Lafontaine says the rich are too rich, the poor are too many and Germany will never be a sovereign state as long as there are U.S. military bases on its soil. His motto: “Rage will turn into resistance.” He said Germans were “disappointed and desperate. You would also be disappointed if you were jobless for years and now classified” as a welfare recipient. He draws wild cheers from the east.

The Left Party excites many of the young angry men with shiny heads who flock to the radical right-wing National Democratic Party. The neo-Nazi organization feels it has been upstaged, blaming Lafontaine for stealing its message and commanding media attention it has coveted for decades.

Among others who don’t swoon over Lafontaine is Bild, the nation’s largest tabloid. The paper calls Lafontaine a “luxury leftist” who speaks for the downtrodden while sitting on a big wallet. It recently published photos of the dapper populist’s vacation spot -- a $3,700-a-week villa on the Spanish coast. The headline: “Here, Oscar is recovering from the fight for the small man.”

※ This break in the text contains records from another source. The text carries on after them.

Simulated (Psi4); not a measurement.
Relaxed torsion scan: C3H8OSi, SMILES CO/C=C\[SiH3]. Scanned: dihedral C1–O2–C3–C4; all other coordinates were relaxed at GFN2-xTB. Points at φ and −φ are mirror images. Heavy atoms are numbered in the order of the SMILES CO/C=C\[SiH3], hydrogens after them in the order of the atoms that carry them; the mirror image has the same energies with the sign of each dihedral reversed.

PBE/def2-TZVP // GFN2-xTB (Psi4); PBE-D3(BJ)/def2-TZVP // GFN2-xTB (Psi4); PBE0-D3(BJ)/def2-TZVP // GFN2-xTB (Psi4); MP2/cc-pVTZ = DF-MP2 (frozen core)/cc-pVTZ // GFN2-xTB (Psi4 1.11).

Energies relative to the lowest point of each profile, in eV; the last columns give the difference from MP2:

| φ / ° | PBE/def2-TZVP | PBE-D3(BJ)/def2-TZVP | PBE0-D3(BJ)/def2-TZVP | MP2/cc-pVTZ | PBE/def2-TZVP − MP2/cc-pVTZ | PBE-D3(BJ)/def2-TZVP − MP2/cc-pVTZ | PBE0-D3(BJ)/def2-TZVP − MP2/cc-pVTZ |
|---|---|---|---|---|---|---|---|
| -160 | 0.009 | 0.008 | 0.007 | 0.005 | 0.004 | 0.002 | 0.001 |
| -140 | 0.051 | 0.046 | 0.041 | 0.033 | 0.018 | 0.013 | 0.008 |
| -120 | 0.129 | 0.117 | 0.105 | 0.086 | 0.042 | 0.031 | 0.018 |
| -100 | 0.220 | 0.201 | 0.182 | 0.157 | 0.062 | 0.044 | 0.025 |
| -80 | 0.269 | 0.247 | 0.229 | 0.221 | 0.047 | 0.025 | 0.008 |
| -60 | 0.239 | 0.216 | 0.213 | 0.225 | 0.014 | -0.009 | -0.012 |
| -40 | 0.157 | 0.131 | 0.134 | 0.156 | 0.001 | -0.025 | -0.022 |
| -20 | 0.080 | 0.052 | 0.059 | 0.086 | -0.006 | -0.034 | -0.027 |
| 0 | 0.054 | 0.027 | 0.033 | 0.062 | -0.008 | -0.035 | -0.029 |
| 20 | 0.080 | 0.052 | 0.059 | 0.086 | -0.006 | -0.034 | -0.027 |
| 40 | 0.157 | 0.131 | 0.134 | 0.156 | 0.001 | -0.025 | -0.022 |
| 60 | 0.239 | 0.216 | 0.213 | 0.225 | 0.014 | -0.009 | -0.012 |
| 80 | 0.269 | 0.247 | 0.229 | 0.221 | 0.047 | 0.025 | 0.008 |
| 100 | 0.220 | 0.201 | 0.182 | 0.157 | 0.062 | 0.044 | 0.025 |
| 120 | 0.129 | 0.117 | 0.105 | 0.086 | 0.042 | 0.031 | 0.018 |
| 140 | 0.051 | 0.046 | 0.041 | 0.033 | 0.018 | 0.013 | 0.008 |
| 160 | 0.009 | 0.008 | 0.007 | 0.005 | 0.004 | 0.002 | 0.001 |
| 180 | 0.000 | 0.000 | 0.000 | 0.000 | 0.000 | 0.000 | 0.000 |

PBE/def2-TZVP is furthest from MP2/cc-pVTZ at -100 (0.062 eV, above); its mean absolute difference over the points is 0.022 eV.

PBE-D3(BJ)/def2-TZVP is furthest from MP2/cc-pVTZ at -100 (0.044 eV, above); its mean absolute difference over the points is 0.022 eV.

An author, publicist and professional politician, Lafontaine made jest of the attack at recent rally: “I’m standing here with my luxury tie, luxury suit, in luxury shoes. I came in a luxury plane after spending a holiday on a luxury island.”

The other candidates seem less jovial. Stoiber’s been told to hush up about the east. Merkel is dissecting economic charts and indexes. For his part, Schroeder is rolling up his sleeves and punching the air, trying to turn the dispiriting poll numbers in his direction. He has taken to quoting Goethe’s Faust, the tale of a desperate man’s deal with the devil.